A 95-year-old industrial company had been growing at its usual low-single-digit pace when a new senior leader challenged his team to accelerate growth — specifically to raise EBITDA (earnings before interest, taxes, depreciation, and amortization) by 500 basis points, from 15% to 20%, over the next five years.
The pushback from the management team was swift and decisive. They doubted that such a goal could ever be accomplished, even with a five-year timeframe. As they saw it, history had proven that their value proposition had already maxed at what they viewed was possible for a mature legacy company, given its customer base, product lines, and markets.
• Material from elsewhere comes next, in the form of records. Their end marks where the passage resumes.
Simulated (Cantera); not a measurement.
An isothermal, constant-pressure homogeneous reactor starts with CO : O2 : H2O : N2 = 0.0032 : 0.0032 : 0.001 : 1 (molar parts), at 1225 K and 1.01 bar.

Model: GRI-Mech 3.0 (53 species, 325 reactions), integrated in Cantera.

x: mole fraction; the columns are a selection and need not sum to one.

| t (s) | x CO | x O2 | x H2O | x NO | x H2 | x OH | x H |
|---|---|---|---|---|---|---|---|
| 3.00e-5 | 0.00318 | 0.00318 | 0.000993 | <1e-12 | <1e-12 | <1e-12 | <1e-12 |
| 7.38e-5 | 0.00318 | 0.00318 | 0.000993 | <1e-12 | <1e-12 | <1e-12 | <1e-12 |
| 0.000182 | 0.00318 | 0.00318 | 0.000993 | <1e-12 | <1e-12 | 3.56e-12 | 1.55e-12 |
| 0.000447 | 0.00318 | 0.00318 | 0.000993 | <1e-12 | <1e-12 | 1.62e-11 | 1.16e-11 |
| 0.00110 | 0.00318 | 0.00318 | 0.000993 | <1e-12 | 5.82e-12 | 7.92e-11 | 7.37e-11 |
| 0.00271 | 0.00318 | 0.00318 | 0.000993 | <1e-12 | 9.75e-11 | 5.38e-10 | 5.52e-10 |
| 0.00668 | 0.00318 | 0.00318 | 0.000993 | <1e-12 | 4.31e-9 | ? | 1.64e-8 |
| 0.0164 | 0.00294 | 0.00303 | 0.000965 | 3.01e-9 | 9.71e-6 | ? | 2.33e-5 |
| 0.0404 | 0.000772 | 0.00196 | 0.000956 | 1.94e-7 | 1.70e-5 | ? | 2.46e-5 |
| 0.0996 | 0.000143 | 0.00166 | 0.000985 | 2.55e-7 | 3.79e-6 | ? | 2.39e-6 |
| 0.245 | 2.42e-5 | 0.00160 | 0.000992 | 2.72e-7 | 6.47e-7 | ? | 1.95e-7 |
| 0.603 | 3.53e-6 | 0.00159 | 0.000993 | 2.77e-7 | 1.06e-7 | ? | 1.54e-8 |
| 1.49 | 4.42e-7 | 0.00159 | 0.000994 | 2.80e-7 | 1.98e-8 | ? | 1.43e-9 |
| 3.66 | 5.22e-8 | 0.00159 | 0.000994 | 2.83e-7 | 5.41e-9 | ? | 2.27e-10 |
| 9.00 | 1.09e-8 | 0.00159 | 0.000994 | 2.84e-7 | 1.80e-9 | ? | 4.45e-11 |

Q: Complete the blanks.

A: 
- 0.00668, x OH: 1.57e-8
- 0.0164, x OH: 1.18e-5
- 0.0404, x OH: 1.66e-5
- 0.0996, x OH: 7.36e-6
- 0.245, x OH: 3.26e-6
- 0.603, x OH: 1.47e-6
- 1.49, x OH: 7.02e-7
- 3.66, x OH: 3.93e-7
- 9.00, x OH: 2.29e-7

Undeterred, the senior leader challenged his team to dissect the profit and loss statement (P&L) and compartmentalize how they might achieve the desired improvements. He knew from prior experience that many companies got mired in translating transformative strategic goals into executable action. So, he specifically asked the team to not be afraid to set “big hairy audacious goals” (BHAGs) around key areas of the financial statement — revenues, margins, operating expenses — and then set about trying to break down those goals further to make the seemingly impossible achievable.
We call this process “the aspirational P&L.” Everyone in an organization operates somewhere in the P&L. The aspirational P&L creates a useful framework to manage projects and engage in change-management initiatives with clear measures mapped to each area of an income statement. This approach is highly relevant today, given the devolving economic conditions — including rising inflation, ongoing supply-chain disruption, and a tight labor market — that are putting pressure on profitability. The example of the 95-year-old industrial company provides insights into how companies can optimize all aspects of the profit equation, specifically by shifting the focus away from the overall target to identifying the precise levers that could lead to the desired improvement.
The Aspirational P&L in Action
For managers at the 95-year-old industrial company, the aha moment came when they recognized that parsing out the big, hairy, audacious goals into various business segments made it seem attainable. Specifically, the company’s aspirational P&L targeted three areas — revenue, gross margin, and overhead (sales, general and administrative, or SG&A). In each area, leaders asked four key questions to broaden thinking beyond the status quo and identify actionable steps:
- How can we break out of our current assumptions to identify “what’s possible?”
- How do we translate these aspirational improvements into actionable changes?
- Can we make this a repeatable process and toolkit?
- What level of investment is necessary to deliver the change?
The goal of improving EBITDA by 500 basis points was broken down to engage functional managers across the company in determining how and where improvements could be made in the three key areas:
Revenue
To improve revenue, the company’s goal was to grow at a greater rate than in recent years. Managers examined the revenue process in all its components: marketing, selling, and distribution. Rather than sticking to what the company had always done, they were empowered to challenge the end-market strategy, i.e., how specific markets were reached through different channels.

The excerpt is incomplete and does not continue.